Georgian PM: 'We want different European Union'
“If the European Union is what we saw in the case of Denmark, then Georgia has no place in such a European Union,” Georgia’s Prime Minister Irakli Kobakhidze said.
He also criticised Germany’s ambassador to Georgia, Peter Fischer, saying it was unjustified for him to “lecture” Georgia about “such a European Union”.
According to Irakli Kobakhidze, Georgia wants “a different European Union”.
“When Germany’s ambassador lectures us about such a European Union, it is, of course, impossible to justify. We want a different European Union. No one will be able to lecture us about a European Union where dogs are used against peaceful demonstrators.
For us, Mr Fischer is not European in terms of values, and [EU ambassador to Georgia] Mr Pawel Herczynski is not European in terms of values either. Geographically, they belong to Europe, but in terms of values they are incompatible with everything the European Union stands for,” Kobakhidze said.
The prime minister argued that Georgia would seek membership in a European Union that returns to the “values on which it was originally founded”.
“Before the 1940s, these values were alien to Europe. Only after the Second World War, particularly from 1949 onwards, when new constitutional systems emerged in different countries, including Germany, did new values become established in Europe,” he said.
According to Irakli Kobakhidze, before that period Europe was “a space of continuous wars”, while the protection of human rights faced “serious problems”.

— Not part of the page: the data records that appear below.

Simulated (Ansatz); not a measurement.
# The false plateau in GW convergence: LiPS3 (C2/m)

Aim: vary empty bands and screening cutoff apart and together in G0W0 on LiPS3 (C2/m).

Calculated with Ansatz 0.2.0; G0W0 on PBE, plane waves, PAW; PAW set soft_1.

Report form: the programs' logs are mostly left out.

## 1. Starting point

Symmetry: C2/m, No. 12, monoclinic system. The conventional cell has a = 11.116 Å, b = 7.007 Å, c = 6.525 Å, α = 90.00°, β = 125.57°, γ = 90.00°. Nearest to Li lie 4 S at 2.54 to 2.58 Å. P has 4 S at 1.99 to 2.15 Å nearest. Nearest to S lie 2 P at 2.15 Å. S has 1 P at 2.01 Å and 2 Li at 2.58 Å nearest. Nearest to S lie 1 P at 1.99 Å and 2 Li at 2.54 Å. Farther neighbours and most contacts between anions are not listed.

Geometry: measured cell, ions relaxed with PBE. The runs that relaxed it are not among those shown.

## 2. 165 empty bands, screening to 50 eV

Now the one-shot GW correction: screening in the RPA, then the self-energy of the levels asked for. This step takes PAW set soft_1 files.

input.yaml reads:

“When we talk about European values, we should remember that these values are not particularly old in Europe — they became established only in the late 1940s. That is why we must remind European bureaucrats that something with a history of only a few decades can be lost very easily,” Kobakhidze said in an interview with broadcaster Imedi TV.
Context
On 19 May, during a briefing at the government administration, Georgia’s Prime Minister Irakli Kobakhidze addressed an open letter to European leaders. In the letter, Kobakhidze placed particular emphasis on events in the Danish capital, Copenhagen.
According to him, police use of force during the dispersal of a peaceful demonstration — including the use of batons and dogs — raised serious questions about the democratic standards the European Union claims to uphold.
Kobakhidze asked Ursula von der Leyen, President of the European Commission, António Costa, President of the European Council, and Roberta Metsola, President of the European Parliament, how they assess the violence in Copenhagen and whether such actions are compatible with the standards of democracy and human rights that the European Union consistently says it defends.